To anyone who has ever participated in a high-pressure production outage that's gone poorly, this sequence of failures likely looks familiar. Disasters are usually not caused by a single event, but rather a series of systemic failures that chain to cause an unwanted outcome. An example of this is the Tenerife airport disaster, in which two 747 passenger jets collided on a runway, resulting in massive loss of life. Major factors in this incident included:
- Pressure on one of the pilots to take off ASAP to remain in compliance with his airline's duty-time regulations
- Pressure to take off immediately to avoid further delays from deterioration of weather conditions
- Sudden fog which greatly limited visibility, preventing plane crews from seeing each other and tower crew members from seeing either plane
- Radio interference which made it difficult for plane crews to understand tower instructions
When you build practices for daily operation – or incident management – into your organization, take time to think through the human factors. By working to answer these questions, you will have a better understanding of how your system will fail in ways you didn't design it to. You can use these answers to build stronger processes that mitigate broken links in the disaster chain.

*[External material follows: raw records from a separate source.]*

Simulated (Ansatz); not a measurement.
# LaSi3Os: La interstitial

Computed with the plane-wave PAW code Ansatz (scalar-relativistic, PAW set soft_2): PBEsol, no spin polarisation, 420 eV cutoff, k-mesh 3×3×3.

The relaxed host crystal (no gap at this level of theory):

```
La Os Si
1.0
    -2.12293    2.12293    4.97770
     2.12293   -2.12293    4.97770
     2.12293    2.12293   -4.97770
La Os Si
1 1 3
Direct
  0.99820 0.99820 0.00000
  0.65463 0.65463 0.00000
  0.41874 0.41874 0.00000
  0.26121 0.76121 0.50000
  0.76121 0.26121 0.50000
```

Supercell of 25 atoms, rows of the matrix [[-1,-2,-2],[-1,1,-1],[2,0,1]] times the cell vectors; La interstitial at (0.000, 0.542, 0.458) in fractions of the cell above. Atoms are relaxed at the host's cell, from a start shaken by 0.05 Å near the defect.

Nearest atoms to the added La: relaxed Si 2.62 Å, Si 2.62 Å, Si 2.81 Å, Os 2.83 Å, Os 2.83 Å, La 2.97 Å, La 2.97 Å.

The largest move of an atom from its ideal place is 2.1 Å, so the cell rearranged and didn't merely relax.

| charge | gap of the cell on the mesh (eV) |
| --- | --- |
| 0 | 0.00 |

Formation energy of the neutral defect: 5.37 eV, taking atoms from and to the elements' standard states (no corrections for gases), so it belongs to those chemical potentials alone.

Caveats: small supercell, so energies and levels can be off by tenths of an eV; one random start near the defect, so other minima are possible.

- Are your engineers typically working on code and production changes as a team, or are they independent cowboys shipping solo?
- How do your team members typically communicate when something is going right – or wrong?
- How do they behave when under stress, as opposed to during business as usual?
- What conflicts exist in your organization map? What teams don't fully trust one another, and are likely to withhold information in a critical period?
- Which teams are motivated to uphold the integrity of the system as a whole, and which teams are directly motivated to uphold the integrity of their deliverables above other teams' work?
- How are engineers being pressured by executive leadership? Which teams are being overloaded into taking on more work than they can reasonably support? What kinds of tech debt will definitely result in future incidents if not addressed?
Rethink your knots
When camping in the northwoods of the midwestern United States, the most common concern is black bears. Black bears in Minnesota average from 154 lb (70 kg) to 275 lb (125 kg) and are known to be persistent and intelligent about acquiring food. Although they rarely approach campers and direct encounters are uncommon, they become more dangerous when acclimated to human food, learning that human campsites have food which can be foraged.
To minimize bear attacks, park staff have drilled into campers the utmost importance of making food totally inaccessible and removing it from campsites. Before you go to bed in your tent every night, you have to take the following precautions:
- Remove all scent from your campsite. Store food and toiletries (e.g. deodorant sticks, toothpaste) in sealed dry bags. Scoop any loose food debris into the fire pit and either burn it or bury it in ash.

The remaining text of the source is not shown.